PORT CHARLOTTE — There is so much they talk, text and e-mail about, be it favorite television shows Curb Your Enthusiasm, The Office and Entourage, a new Pat Conroy book, old music, funny movies, their love of sushi and even, at times, a fine wine.
So when Rays executive vice president Andrew Friedman and manager Joe Maddon have to get down to the business of baseball, the sharing of ideas and information tends to come easily.
And as they enter their sixth season together — somehow, stunningly, among the four-longest tenured tandems in the game — it seems clear that the depth of their relationship is a key reason the Rays have reached the heights they have.
"It's probably the similarities we share in terms of being open-minded and our strong belief in communicating," Friedman said. "It's certainly evolved over the years to a point where it's as good of a working relationship both on and off the field you could ask for."
That's not always the case in baseball, nor in other sports, where the marriage between a general manager and a manager/coach can — in good times and bad — become adversarial, controversial or worse as they battle over credit and control, currying favor and covering their own behinds.
"It's got to be straight up," Maddon said. "He trusts me and I trust him, and there's nothing withheld either way. If I have to say something crappy, I do, and if he has to, he does, too. And there's a lot of respect about that, too. …
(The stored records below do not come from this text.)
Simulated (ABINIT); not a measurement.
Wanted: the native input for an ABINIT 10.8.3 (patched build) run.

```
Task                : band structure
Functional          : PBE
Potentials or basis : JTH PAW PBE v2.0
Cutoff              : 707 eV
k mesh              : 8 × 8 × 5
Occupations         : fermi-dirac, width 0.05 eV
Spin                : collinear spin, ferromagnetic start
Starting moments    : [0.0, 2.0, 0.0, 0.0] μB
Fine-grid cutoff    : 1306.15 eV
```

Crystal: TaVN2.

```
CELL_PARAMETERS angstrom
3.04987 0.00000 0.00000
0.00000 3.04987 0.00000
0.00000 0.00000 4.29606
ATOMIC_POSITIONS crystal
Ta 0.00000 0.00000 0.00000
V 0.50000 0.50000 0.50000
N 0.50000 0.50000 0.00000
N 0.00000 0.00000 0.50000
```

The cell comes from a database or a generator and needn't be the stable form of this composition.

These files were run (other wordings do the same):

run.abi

"As he'll say often times, our priorities are perfectly aligned right here, and the thing I like to say is that our intentions are perfectly pure. There are no hidden agendas. There are not.
"It's not about him. It's not about me. It's about the Rays, period."
They have their moments, of course, where one or the other gets animated, even irritated, but like any loving couple they claim they don't stay mad. Maddon may want to keep or cut a different player than Friedman, or Friedman may ask why Maddon did something — good or bad — in a game, but they insist any discourse is for the good of the cause.
"We share a very common philosophy on how to achieve success in this division, and when we disagree, it's always a very productive debate," Friedman said. "Not once have we walked out of a room still (ticked off) because I think both of us appreciate that we both have the purest of intentions with how to sustain the success that we've built up, and that every suggestion, idea and thought has to do with that.''
And they have their fun, including an ongoing thread from the clubhouse that they look more like father/son, what with Maddon's gray hair and the 5-foot-9 Friedman's even more youthful looks, that they put their own twist on.
"I often make the joke that I'm the father figure in the relationship," Friedman said. "I would say, and I'm saying this as much of a compliment as I can, that he's by far the most immature 57-year-old I've every met."
"I take that as the highest praise anyone could give me," Maddon said. "It's always nice to have Dad around to keep you on the straight and narrow. He dresses older than I do, he has much older hair. He's got to be the oldest 34-year-old there is."
They certainly wouldn't seem like a match: Maddon the baseball lifer who coated his hard-scrabble Hazleton, Pa., background with California cool, and Friedman the Wall Street whiz kid who hadn't worked in the game until coming to the Rays two years ahead of Stuart Sternberg's takeover.
"They do seem like an odd couple," third baseman Evan Longoria said. "It's funny to see them interact sometimes."
"Like mixing two entirely different worlds together," starter James Shields said.
They impressed each other when they met for Maddon's first interview in late 2005, and Sternberg liked their differences as much as the similarities and how he thought they'd mesh. Enough that he was willing to risk pairing a first-time manager with a first-time GM under a new owner, a formula that hadn't worked before — see Larry Rothschild, Chuck LaMar and Vince Naimoli.
"They each bring to the table precisely what you'd want in both of the positions, and they complement each other very well," Sternberg said, admitting he watched closely the first year for signs of acrimony. "They probably didn't realize it at first, but they did afterward, how Joe is able to do things that are not Andrew's best skills necessarily, and how Andrew does many, many things that Joe is open to."
Team president Matt Silverman said it's obvious to him how they've grown — and grown together.
"One of the keys is intellectual curiosity and their openness to ideas," Silverman said. "They're both very good communicators with each other and with others, and they're aggregators of ideas — they don't impose their thinking first. And I think that's allowed them to work well together and with everyone in the organization."
That includes the players, as both Friedman and Maddon not only make themselves accessible but make an effort to fit in with them. Which is why J.P. Howell can poke fun at the color of Maddon's hair, and David Price can openly joke about Friedman wearing lifts in his shoes and being the most help if he needs something off the bottom shelf.
Maddon raves about Friedman's intellect, his ability to incorporate statistical analysis and break down the game, and his innate sense of knowing when to, and when not to, challenge him. Friedman, in turn, lauds Maddon's always-on optimism, empathetic nature and great motivational skills. Both have mutual respect, an acknowledgement of the other's strengths, broad interests and extensive vocabularies that they'll use to challenge each other.
"It couldn't be," Maddon said, "more perfect."